2 Reasons Your Website Needs to be Mobile Friendly

2 Reasons Your Site Needs to Be Mobile-Friendly

If your website is not mobile-friendly, you are shooting yourself in the foot. This point cannot be sugar-coated. Your site must be mobile-friendly. In fact, I would recommend that everything you do when it comes to your website and online marketing is done from a “mobile-first” point of view.

Reason #1: Over Half of All Internet Traffic is Mobile

First, over half of your website visitors are already likely using a mobile device or tablet and this will only get more and more dramatic over the coming years.

Important Stats: 51% of US Internet Traffic is Mobile vs 42% DesktopMobile-Internet-Trends-KCBB-2015-1

Source: KPCB Internet Trends (2015)

Reason #2: Google Uses Mobile-Friendliness As  A Ranking Factor

Second, Google uses the fact that a site is or isn’t mobile-friendly as a ranking factor within the search results people see when performing a Google search on their mobile phones. This means that websites that are mobile-friendly will see increased exposure within mobile search results. I believe Google will continue to make this ranking factor more and more powerful and more and more websites become mobile friendly.

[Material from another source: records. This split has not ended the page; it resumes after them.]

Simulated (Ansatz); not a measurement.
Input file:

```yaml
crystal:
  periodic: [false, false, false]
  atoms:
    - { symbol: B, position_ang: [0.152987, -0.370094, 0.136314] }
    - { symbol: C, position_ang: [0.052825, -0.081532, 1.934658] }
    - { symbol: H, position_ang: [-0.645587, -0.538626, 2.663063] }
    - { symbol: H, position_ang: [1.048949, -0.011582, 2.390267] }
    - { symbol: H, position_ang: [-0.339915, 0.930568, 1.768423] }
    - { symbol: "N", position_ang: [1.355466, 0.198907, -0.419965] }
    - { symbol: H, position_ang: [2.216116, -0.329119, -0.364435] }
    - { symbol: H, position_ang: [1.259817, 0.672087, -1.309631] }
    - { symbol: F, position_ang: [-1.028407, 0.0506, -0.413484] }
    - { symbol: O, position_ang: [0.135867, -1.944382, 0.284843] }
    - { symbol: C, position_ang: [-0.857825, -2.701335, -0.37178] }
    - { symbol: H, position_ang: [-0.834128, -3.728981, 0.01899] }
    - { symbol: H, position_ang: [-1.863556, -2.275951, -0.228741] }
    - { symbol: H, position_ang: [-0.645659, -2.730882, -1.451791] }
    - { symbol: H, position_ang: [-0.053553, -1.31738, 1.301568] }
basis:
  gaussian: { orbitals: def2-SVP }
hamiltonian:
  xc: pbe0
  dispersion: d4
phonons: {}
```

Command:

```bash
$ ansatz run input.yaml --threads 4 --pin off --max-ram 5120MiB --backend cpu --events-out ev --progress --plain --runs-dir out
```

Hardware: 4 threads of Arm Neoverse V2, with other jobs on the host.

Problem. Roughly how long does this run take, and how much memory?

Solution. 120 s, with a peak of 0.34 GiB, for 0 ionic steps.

Here’s what Google has said about mobile-friendliness becoming a ranking factor within mobile search results:

“We’re boosting the ranking of mobile-friendly pages on mobile search results. Now searchers can more easily find high-quality and relevant results where text is readable without tapping or zooming, tap targets are spaced appropriately, and the page avoids unplayable content or horizontal scrolling.”

“Last year, we started using mobile-friendliness as a ranking signal on mobile searches. Today we’re announcing that beginning in May, we’ll start rolling out an update to mobile search results that increases the effect of the ranking signal to help our users find even more pages that are relevant and mobile-friendly.” – Google Webmaster Central Blog

Source (April 21, 2015):
https://webmasters.googleblog.com/2015/04/rolling-out-mobile-friendly-update.html

Source (March 16, 2016):
https://webmasters.googleblog.com/2016/03/continuing-to-make-web-more-mobile.html

Check If Your Site is Mobile-Friendly

The first step here is for you to figure out whether or not your site is mobile friendly. This is not as simple as typing in your website address on your iPhone browser and seeing if you think your website looks alright. For the purposes of making Google happy and increasing your mobile search rankings, you must ensure your site is mobile-friendly according to Google. Luckily, this is easy and Google has a testing tool to check this for you.

Click Here to Use Google’s Mobile-Friendly Test

If your test looks like the one below, you know you need to make your site responsive or create a mobile version of your website.

Google Mobile-Friendly Test

But, if your website is mobile-friendly, then you have some decisions to make. You need to decide if the experience on a mobile device is as good as possible.

Is Your Site’s User Experience Amazing On Mobile?

For this, I recommend that first you personally navigate around your site on multiple mobile-devices and tablets. Use different browsers, different size screens, etc. Easiest ways to do this are to use friend’s and family’s phones or you can go to a local electronics store that caries mobile phones and try out as many as you can.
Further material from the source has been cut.